In our LLVM ISA, a program state is minimal. It only includes values of variables and memory in the program. We represent a LLVM program state as:

(progstate (vector x0 x1 x2 ...)
           (vector (vector v00 v01 v02 v03) ...)

where progstate is a macro for vector. The following concrete program state:

(progstate (vector 0 0 999) (vector (vector 3 3 3 3)) #(object:memory%))

represents a state of program with three 32-bit variables, and one 4 x 32-bit vector variables, and an unbounded memory. The first two variables (ID 0 and 1) are 0, and the third variable (ID 2) has value 999. The vector variable (ID 0) is <1, 1, 1, 1>. Variables of a particular type in a program we optimize are assigned to unique IDs starting from 0. Note that the framework treats IDs of normal variables and vector variables as they are in different spaces, so a normal variable with ID 0 and a vector variable with ID 0 refer to different variables.

Liveness Information

When checking the equivalence of two expressions, we need to specify which locations in the output program states that need to be equal. Essentially, we only care about the live parts of the output program state (live-out). For example, when optimize the following code:

%1 = lshr i32 %in, 3
%out = shl nuw i32 %1, 3

we do not care what the values of %in and %1 are at the end, but only care about the value of %out. In this case, the live-out only includes %out. Inside our framework, we use the same data structure that represents a program state to represent a liveness information. Instead of containing 32-bit numbers like program state, live-out contains boolean values. For example, say %in, %1, and %out have ID 0, 1, and 2 respectively. The live-out that only includes %out is represented by:

(progstate (vector #f #f #t) (vector) #t)

Here is another sample with vector instructions.

%out = add <4 x i32> %1, %1
%out = add <4 x i32> %out, %1
%out = add <4 x i32> %out, %1

We would like to find an equivalent program with respect to a vector variable %out (ID 1), so the live-out is:

(progstate (vector) (vector #f #t) #t)

If live-out at memory field is set to #t, output memory of a spec program and a candidate program have to be equivalent. Their memory are equivalent if their entire memory are the same. Currently, we do not support checking equivalence on just some parts of memory if we use the provided memory object.



We define ARM as a 32-bit architecture; each register is 32-bit.

Program State

In ARM, a program state include registers, memory, and flag z.

We represent an ARM program state as:

(progstate (vector r0 r1 ...)  #(object:memory%) z)
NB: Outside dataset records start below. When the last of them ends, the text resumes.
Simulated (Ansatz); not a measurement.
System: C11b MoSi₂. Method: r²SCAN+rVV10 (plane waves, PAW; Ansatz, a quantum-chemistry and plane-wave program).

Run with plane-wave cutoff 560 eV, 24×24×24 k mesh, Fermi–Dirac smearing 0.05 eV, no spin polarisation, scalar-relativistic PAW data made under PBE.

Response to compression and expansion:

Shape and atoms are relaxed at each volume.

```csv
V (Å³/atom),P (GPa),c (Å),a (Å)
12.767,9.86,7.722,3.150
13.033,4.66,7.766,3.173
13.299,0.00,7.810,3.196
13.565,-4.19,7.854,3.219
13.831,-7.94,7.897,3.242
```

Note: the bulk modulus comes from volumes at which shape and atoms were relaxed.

We use flag z to represent most condition flags (including N, C, Z, and V flags) as follows:

z = 0 | eq
z = 1 | neq
z = 2 | x < y && sign(x) == sign(y)
z = 3 | x > y && sign(x) == sign(y)
z = 4 | x < 0 && y >= 0
z = 5 | y < 0 && x >= 0

tst instruction sets z to either 0 or 1. cmp instruction can set z to any value except 1.

Liveness Information

We use progstate to represent liveness similar to in LLVM.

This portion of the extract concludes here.